Talk in terms of the other person's interests

Never drop the ball on Information Security

The Dreaded Pyramid

Harvest Home Grown Talent

Strength Training for your mental muscles

Categories: Personal growth

Learning Fitness at the fitness academy has taught me that repeating the same exercises over and over again with the same weights and the same number of repetitions, every session for months together is not going to yield  noticeable improvements in hypertrophy or endurance . If anything, over-time your performance is going to plateau.

Yes , any exercise is good for the health after about 2 - 3 months you will notice that the monotony becomes boring and exhausting . Good Personal trainers, including the one I train with , understand this very well and incorporate techniques to avoid this monotony, into their training schedules.

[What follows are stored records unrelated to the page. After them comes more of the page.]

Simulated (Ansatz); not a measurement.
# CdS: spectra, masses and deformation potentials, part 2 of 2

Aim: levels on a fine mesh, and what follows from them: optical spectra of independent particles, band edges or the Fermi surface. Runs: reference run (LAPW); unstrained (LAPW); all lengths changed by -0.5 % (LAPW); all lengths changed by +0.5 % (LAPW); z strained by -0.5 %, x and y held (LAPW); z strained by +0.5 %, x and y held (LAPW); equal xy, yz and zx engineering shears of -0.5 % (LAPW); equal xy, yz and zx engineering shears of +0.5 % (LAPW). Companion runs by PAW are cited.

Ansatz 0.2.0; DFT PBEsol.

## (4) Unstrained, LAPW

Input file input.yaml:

Thus, I look forward to every single training session with great enthusiasm because,  I am faced with the challenge and excitement to provide the muscles of my body with an unknown stimulus . I can almost always expect that one of the following will happen:-

  • The  trainer will change the exercises
  •  He will increase or decrease the sets and reps 
  • The weights will be increased
  • Compound exercises involving different muscle groups will be incorporated
  • Innovative super-sets will be created 

 I know that the possibilities for stimulating the muscles for the rest of my body are endless. But I also recognize the fact, that the all important muscle that drives my career and my life , the Brain, also needs strength training .

I have found it very easy to get anxious, bored and frustrated if I try to do the same things, the same way, every single day at work and at life. Although I should not be making drastic changes to my life style, incremental changes, as I have found have done me a world of good. These changes might have been including a new hobby or  changing my ways of doing certain things.

The brain needs exercise as much as any muscle of your body .  Time for cliche No. 1 :- "You use it , or you lose it ". It needs stimulus, strength and conditioning . It needs the influx of innovative ideas, new challenges , new knowledge , new training and new skills.

Perhaps we all  can do some  of the following to keep this fine workhorse in top shape:-

  • Learn a new skill . for example playing the piano, it may unravel your hitherto hidden musical genius.
  • Find an alternative route to your work . Or beat the traffic by going to the dance -class or the gym class on the way.
  • Learn Latin dancing. Yes we all have left feet but we all can learn if we put our mind to it.  How about, I increase the level of embarrassment for some of my friends  even further and suggest dragging your partner with you. 
  • Join a local sports club. If nothing else, kick a soccer ball with your kids.
  • Get on the social media bandwagon. no better way to keep abreast with the latest news. Twitter, Facebook, linkedin, Pinterest...take your pick. Blog, comment, post something, encourage a conversation or a debate or join a debate online. Try to get your creative juices flowing.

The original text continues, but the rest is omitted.